He suggested Scotland could have a mix of a new broadcasting corporation with a variety of funding methods, coupled with the ability to continue receiving existing BBC services.

The SNP has always argued an independent Scotland would have its own public service broadcaster, and this week’s Ministerial paper on the issue re-stated the view that this would involve taking the existing assets of the BBC in Scotland into a new Scottish Broadcasting Corporation.

It envisaged the BBC being available in a future digital age, as it is in Ireland where RTE is the state broadcaster. The argument that only a fraction of the licence fee raised in Scotland is spent here is seen as a powerful argument for change.

Yesterday’s position paper published by culture minister Michael Russell as part of the National Conversation process, looked at a land-scape where this new mix of providers may be funded through a television licence fee, possibly supplemented by advertising.

The blueprint for broadcasting covered not just the possibity of independence but also looked at other possible futures in an era of enhanced devolution.

It was stressed yesterday that there was strong evidence that the £111m impact on the economy of 2400 jobs, as envisaged in the report, could have been doubled by 2012 if the BBC and Channel 4 met pledges on commissioning and a Scottish digital network was established.

The report stated: “One consequence of having autonomous broadcasting organisations based in Scotland is that it would increase the likelihood of the licence-fee money and advertising revenue earned in Scotland being spent on Scottish programming.”

During First Minister’s Questions yesterday Liberal Democrat leader Tavish Scott claimed there was a fear about the possible consequences of this, saying: “He’s put forward his plans to end the BBC in Scotland -- there are no guarantees that the BBC will still be available here.”

He added: “In North Korea TVs and radios come pre-tuned to government stations.

How can people avoid that here?”

Mr Salmond told him: “I don’t actually know what happens on television in North Korea but I do know what happens on television in the Republic of Ireland, where all of the BBC programmes are available.”
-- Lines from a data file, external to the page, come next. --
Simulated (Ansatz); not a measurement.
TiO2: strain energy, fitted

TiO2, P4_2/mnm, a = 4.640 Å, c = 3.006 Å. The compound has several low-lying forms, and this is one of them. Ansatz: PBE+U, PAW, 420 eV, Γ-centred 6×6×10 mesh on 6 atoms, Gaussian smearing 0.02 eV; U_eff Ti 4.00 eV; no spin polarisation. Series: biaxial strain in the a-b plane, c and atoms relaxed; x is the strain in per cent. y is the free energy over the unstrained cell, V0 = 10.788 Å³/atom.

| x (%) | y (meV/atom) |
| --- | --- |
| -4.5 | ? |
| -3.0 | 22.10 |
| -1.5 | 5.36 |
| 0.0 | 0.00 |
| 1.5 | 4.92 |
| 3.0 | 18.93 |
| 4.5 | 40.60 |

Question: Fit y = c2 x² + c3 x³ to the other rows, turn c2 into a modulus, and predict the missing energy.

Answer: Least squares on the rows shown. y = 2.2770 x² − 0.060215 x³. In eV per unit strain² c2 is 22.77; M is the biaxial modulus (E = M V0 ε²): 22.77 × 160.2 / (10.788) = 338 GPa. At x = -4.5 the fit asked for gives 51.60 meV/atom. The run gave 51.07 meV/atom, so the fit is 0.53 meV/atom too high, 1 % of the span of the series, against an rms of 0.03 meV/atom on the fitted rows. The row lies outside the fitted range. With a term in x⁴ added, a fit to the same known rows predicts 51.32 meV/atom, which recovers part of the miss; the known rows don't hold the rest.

He added: “I hope that calms the concerns of Tavish Scott and the Liberal Democrats that they won’t be able to watch their favourite programmes.”

The First Minister had earlier agreed to a “helpful and constructive” suggestion from Mr Scott concerning the dispute between ITV and STV.

Earlier this week ITV launched a £38m legal claim against its network partner in a row over the Scottish broadcaster’s move to drop TV shows such as The Bill.

Mr Scott said the television regulator Ofcom had previously made an offer of arbitration in a bid to resolve the dispute. He added that while STV had accepted this, ITV had refused.

He asked Mr Salmond to speak to the UK Government to “push ITV into those mediation talks”.

The First Minister said: “Yes, I agree with that suggestion from Tavish Scott. I was aware of the offer of arbitration, I do urge ITV to take up that offer of arbitration.”